I am trying to process a very large database of 300,000 BLOB files. The query which pulls from the oracle database takes too long to bring the table in all at once. I’ve been trying to create a chunk procesing workflow that will process around 1,000 files at a time. Converting BLOB to PDF to Text and then uploading the text as a CLOB back into a new table in the database. This takes a long time just to run a batch of 1,000 files at around 1-2 hours. By building this chunl processor I hope that it can continously run until completion. Currently my main issue I am struggling with right now is updating my DB Query Reader node with variables to control the batch size. I was either going to try to us integer flow variables which define the rownum to process that batch. For instance, for every loop the sql query would change from, “WHERE rownum <= 2000 AND rownum > 1000” with each iteration of the loop increasing by 1000. Another method I was considering was to try to control the batch by time an process files based on their creaton data. For instance, I could use a Date & time node that creates variables that increase by the month and process all the files created within that monthly time period.
I just need help understanding how I can get these flow variables into DB Query so that I can control the amount of files being queried because trying to get all 300,000 files from 2019 - 2023 takes an impossibly too long of time to even bring into the table.

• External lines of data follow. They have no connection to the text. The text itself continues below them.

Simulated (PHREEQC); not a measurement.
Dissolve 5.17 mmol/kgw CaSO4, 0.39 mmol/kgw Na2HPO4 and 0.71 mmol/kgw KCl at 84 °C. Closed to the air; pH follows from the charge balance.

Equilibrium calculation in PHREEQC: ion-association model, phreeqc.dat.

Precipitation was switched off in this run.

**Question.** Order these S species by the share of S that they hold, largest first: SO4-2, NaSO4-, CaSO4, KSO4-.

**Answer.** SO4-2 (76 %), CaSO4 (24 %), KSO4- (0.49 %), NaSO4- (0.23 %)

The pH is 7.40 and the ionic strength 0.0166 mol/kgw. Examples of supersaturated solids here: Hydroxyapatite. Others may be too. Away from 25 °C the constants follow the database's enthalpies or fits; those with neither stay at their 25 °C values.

@terbe one idea indeed could be to do this in chunks and control that via flow variables. Though the task sounds large indeed. Could you identify what the bottleneck might be? Is it the network speed or the process on your machine? One idea could be to utilize parallelization if the database connection allows for multiple accesses at once.
You also should think about a mechanism to store which entries you already have processed so you could continue at a certain point in case your task fails.